Low Oil Prices Are Putting The Freeze On Fracking Projects Around The World

The collapse of oil prices may have a bigger impact on the shale boom than anyone realises.

The biggest threat may not be to the existing wells in the US, but the untapped resources around the world.

According to Bloomberg, “Russia, China, Australia, Mexico and Argentina hold some of the [world’s] richest shale reserves,” but haven’t yet invested in the fracking technology to drill them.

Because the price of oil isn’t high enough to cover the costs, there’s just no economic incentive to start.

As a comparison, here are the breakeven oil prices for the US shale basins, from Citi:

Plenty of them need prices above $US60 to make money, meaning we’re already past the point where it’s worth it to continue production (and definitely past the point when it is worth making huge capital investments).

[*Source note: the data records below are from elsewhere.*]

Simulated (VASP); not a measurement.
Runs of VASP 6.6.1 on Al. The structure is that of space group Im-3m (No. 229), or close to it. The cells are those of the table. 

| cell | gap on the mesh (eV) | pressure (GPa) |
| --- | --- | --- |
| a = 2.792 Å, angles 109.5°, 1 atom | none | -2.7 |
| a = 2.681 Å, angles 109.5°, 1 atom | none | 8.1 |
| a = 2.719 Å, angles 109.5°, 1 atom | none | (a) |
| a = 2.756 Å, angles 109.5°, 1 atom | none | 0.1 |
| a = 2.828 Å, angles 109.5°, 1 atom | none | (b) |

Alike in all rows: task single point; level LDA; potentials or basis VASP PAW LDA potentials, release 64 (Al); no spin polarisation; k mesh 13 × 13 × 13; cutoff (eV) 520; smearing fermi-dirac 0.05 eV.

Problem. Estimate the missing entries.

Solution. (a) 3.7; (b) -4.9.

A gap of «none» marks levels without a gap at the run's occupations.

The international shale projects that are going forward mostly have state backing — in Argentina and China particularly. There are a few state-run oil companies investing in projects in Argentina’s Vaca Muerta basin, according to Bloomberg. But while state backing makes short-term cost concerns less relevant, if prices stay low for too long, eventually it may not be worth it.

The Chinese government seems committed to shale despite the recent drop in prices, but, according to Bloomberg, “has cut its 2020 shale gas production targets to about a third of an earlier estimate.”

But all of this is only accurate until the next oil price swing. This in some ways mirrors the discussion about US shale in the mid-2000s, when oil prices were so low that there was no incentive to invest in new extraction methods. Then, in 2008, prices shot up to almost $US150 a barrel, which incentivized the shale boom.